Hey, it’s cool. We locals can pause and mark time long enough to give you tourists a chance to catch up on Clint Holmes.

You might need time to fathom how a silly novelty song from 1972 can segue into Lukas Graham’s “7 Years,” and somehow blend together without so much as a snicker.

It’s the very reason why, when Holmes wrapped six years at Harrah’s Las Vegas nearly a decade ago, locals stole him.

It has been up to Holmes, a singer-showman who can’t be easily labeled, to sustain his out-of-town fame on cruise ships or in New York cabarets. We had him sewed up in suburban casinos or Cabaret Jazz at The Smith Center for the Performing Arts.

If tourists only wanted flying acrobats, locals reclaimed a bit of old-Vegas class with the energetic 70-year-old, who threads his own life story into inventive twists on standards or pop hits.

But now we have to give him back, to see if a long-shot return to the Strip can pay off. Holmes is sharing the newly remodeled Palazzo theater with “Baz — Star Crossed Love.”

Both shows are great fits for what they’ve done to the place, adding sofa seating, cocktail tables and stage extensions into the audience. And this one explores whether an older crowd abandoned in the nightclub explosion will resurface given the right magnet. (On this night, Priscilla Presley and Cindy Williams of “Laverne & Shirley” fame were at different tables, so hope springs eternal.)
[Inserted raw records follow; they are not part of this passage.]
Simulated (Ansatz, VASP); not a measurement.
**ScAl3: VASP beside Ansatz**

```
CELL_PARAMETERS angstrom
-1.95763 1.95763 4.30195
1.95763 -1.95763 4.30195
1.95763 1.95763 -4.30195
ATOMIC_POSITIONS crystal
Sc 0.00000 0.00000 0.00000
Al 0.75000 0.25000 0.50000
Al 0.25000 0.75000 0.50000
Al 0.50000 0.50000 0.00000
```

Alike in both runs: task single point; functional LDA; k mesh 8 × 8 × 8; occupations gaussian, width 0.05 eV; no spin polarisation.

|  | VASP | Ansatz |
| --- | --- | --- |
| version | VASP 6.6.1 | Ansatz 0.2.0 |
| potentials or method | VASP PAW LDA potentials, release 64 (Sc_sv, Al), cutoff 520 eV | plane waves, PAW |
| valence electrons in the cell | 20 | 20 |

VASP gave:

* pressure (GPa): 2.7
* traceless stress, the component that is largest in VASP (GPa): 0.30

The new venture does mandate a big dose of Clint Holmes 101. No more monthly musical themes or team-ups with other stars. But the trade-off is a dose of nostalgia for those who miss the Harrah’s days.

This one is probably closest to Holmes’ first year there, when he leaned more on familiar songs before getting established enough to add more autobiographical originals. The new one, “Between the Lines,” does include the piano-backed “1944” to tell the story of his parents’ mixed-race marriage, the jazz workout “At the Rendezvous” and the inspiring “If Not Now, When?”

But creativity also comes out in the cover tunes, to the point where you hate to call them that. Early on, Holmes opens the door to his past with a respectable update of his only Top 40 hit, the campy “Playground in My Mind.” But a piano refrain of that children’s chorus, “My name is Michael … ” carries right into “7 Years.”

Holmes and his new stage foil, Cuban singer Noybel Gorgoy, shift in midsong to John Mayer’s “Daughters.” Later, the two park on stools for Ed Sheeran’s “Thinking Out Loud,” a lesson in Holmes’ interpretive skills. Gorgoy’s half makes you hear the radio melody, while Holmes makes you listen to the words.

It’s always cool for a younger crooner to respect his elders with the standards. It’s far riskier for an older guy to dive into more recent pop. But an atmospheric version of Snow Patrol’s “Chasing Cars” somehow works better than some of the oldies, including an odd version of “I Saw Her Standing There.”

That one is a reminder that when you swing for the fence, you sometimes whiff. Nobody really needed a smooth-jazz version of John Lennon’s “Imagine,” full of busy underpinnings, either.

But again, we locals know there will be hits and misses, because Holmes is a restless musical adventurer, and that’s part of the charm.

Adults who still enjoy a night out should take time to discover it for themselves.